June 10 (Bloomberg) -- Wall Street strategists are the most bullish on equities in India and Brazil and favor Australia and Chile the least, according to Birinyi Associates Inc.

Seven of 13 strategists advise “overweight” positions in Indian stocks while six have “overweights” on Brazil, according to Birinyi’s survey, which covered recommendations by firms including JPMorgan Chase & Co. and Citigroup Inc. in 29 countries and regions excluding the U.S.

“The anticipation is that these were the economies that were growing fastest and might have the best risk-reward opportunity as far as emerging markets are concerned,” Cleve Rueckert, research associate at Birinyi, a money-management and research firm based in Westport, Connecticut, said today in a telephone interview.

Global investors have purchased a net 251.9 billion rupees ($5.3 billion) of Indian equities this year, according to the nation’s market regulator, helping to fuel a 60 percent advance in the benchmark Sensitive Index. Brazil’s main index has gained 42 percent this year. International investors poured a record 6.08 billion reais into the Brazilian market last month, according to exchange owner BM&FBovespa SA.

India, Brazil, Russia and China make up the so-called BRIC nations.

Emerging-market assets have surged since the beginning of March as investors speculated the worst of the global recession is over. The MSCI Emerging Markets Index, a benchmark for equities in 22 countries, climbed 2.3 percent to 789.13, as commodities rallied on bets that government spending is reviving Asian economies.

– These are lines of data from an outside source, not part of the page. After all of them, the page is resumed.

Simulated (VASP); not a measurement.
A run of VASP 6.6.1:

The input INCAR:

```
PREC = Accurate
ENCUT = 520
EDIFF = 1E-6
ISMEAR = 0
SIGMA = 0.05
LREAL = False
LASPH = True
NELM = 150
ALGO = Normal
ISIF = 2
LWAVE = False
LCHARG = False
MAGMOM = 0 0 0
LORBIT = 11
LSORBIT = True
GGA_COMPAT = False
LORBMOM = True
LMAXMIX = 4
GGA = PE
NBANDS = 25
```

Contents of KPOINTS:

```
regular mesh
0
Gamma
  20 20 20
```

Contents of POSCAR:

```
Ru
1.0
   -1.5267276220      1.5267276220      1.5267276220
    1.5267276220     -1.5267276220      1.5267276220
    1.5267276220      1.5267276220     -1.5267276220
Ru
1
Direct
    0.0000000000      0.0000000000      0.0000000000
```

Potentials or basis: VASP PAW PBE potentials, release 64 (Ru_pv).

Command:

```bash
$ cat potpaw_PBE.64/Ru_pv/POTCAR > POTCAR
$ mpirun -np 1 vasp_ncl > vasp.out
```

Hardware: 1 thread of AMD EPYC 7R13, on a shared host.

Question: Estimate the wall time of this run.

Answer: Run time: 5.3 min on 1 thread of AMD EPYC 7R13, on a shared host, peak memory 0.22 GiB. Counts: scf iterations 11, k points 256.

Mark Mobius, who helps oversee about $20 billion of emerging-market assets as executive chairman of Templeton Asset Management Ltd., predicted China will lead emerging-market stocks higher this year, according to a note posted on Templeton’s Web site. The MSCI China Index, a benchmark for overseas investors, has gained 107 percent from an October low.

China wasn’t among the top countries in Birinyi’s survey. “There’s a mentality that China’s a little overbought,” Rueckert said.